Head of School Jay Rainey Salutes Class of 2028

At our annual Eighth Grade Celebration held during the last week of school, Head of School Jay Rainey addressed eighth graders and their families before their transition into the Upper School at MICDS. Here are his remarks.

Welcome to all of you who are here this evening in celebration of the wonderful MICDS Class of 2028.

It seems impossible not to think and talk about cicadas these days. In fact, I talked about them this morning at our Fourth Grade Celebration program in Eliot Chapel as well. I hope that the Day, Hill, Lurk, and Wang families—all of whom, I believe, attended that earlier program—will accept my apology for the repetition here. In view of your tireless energy today, by the way, each of you has been nominated for an MICDS Parent Endurance Award.

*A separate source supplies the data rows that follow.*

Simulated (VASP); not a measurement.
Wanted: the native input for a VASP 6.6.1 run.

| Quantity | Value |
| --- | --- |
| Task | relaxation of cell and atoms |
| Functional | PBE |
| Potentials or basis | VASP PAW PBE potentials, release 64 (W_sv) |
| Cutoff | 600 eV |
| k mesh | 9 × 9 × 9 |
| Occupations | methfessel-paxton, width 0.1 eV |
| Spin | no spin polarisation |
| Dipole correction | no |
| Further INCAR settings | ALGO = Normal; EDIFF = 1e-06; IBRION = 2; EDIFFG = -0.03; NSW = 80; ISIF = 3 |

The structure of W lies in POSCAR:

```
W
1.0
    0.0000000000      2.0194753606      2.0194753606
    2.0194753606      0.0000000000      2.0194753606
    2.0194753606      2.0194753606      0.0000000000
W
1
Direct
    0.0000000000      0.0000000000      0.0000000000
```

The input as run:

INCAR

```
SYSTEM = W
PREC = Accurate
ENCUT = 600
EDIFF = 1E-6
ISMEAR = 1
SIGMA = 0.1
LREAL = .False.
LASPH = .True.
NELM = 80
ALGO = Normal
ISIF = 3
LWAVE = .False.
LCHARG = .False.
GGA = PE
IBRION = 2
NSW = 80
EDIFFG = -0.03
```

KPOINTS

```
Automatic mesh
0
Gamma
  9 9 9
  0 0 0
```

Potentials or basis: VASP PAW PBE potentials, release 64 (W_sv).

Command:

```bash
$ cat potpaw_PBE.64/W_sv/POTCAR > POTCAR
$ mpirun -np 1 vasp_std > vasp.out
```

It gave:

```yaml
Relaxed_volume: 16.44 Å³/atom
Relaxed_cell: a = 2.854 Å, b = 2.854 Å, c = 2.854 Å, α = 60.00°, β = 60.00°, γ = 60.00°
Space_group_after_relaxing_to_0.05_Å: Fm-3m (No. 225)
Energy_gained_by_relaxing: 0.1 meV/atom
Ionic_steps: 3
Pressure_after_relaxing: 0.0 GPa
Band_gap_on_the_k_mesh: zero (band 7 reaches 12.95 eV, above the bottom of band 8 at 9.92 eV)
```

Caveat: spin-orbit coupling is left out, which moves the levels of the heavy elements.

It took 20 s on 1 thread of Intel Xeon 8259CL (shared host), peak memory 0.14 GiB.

So how about all these cicadas?!? Our “guests in the Midwest” this spring are members of Broods XIII and XIX—especially Brood XIX here in St. Louis—but it was the emergence of Brood X, known as the Great Eastern Brood, back in 1970 that inspired a famous song about cicadas—except that Bob Dylan, who wrote it, called them “locusts” in the lyrics. They were taking conquering New Jersey right around the time that Mr. Dylan was receiving an honorary Doctor of Music degree at Princeton University’s graduation ceremony; and their powerful, undulating hum made quite an impression on him.

As I observed to the Class of 2032 this morning, so will I observe to you, the Class of 2028, that while the event at which we are gathered is not really a graduation ceremony, it feels a little bit like a graduation ceremony; and I think it must be for this reason that Mr. Dylan’s song, called Day of the Locusts, written about a graduation ceremony, has been so much on my mind. It begins like this:

Oh, the benches were stained with tears and perspiration.
The birdies were flying from tree to tree.
There was little to say, there was no conversation,
As I stepped to the stage to pick up my degree.
And the locusts sang off in the distance,
Yeah, the locusts sang such a sweet melody,
Oh, the locusts sang off in the distance,
Yeah, the locusts sang, and they were singing for me.

It’s a Romantic idea, isn’t it, that thousands upon thousands of cicadas on our campus are singing for you this evening? I hope you will let it linger with you here—this feeling, as you commemorate the conclusion of your Middle School years at MICDS, and all that you have accomplished in them, that not only all of your teachers, advisors, coaches, and other Middle School staff, and your family and friends—not only they, but even the countless cicadas, and the trees in which they harmoniously thrum—even they celebrate and congratulate you.

A Naturalist—a Realist—would tell you that such thinking is nonsense, that these cicadas do what they do without any awareness of your important milestone. Therefore, by the power vested in me as Head of School, I hereby banish all Realists from our ceremony this evening. Only Romantics are allowed! At least for the next hour or so, those cicadas are indeed singing for you, just like they sang for Bob Dylan back in 1970. They, and I—and we—are all very proud of you. Congratulations, Class of 2028, on your completion of our Middle School program.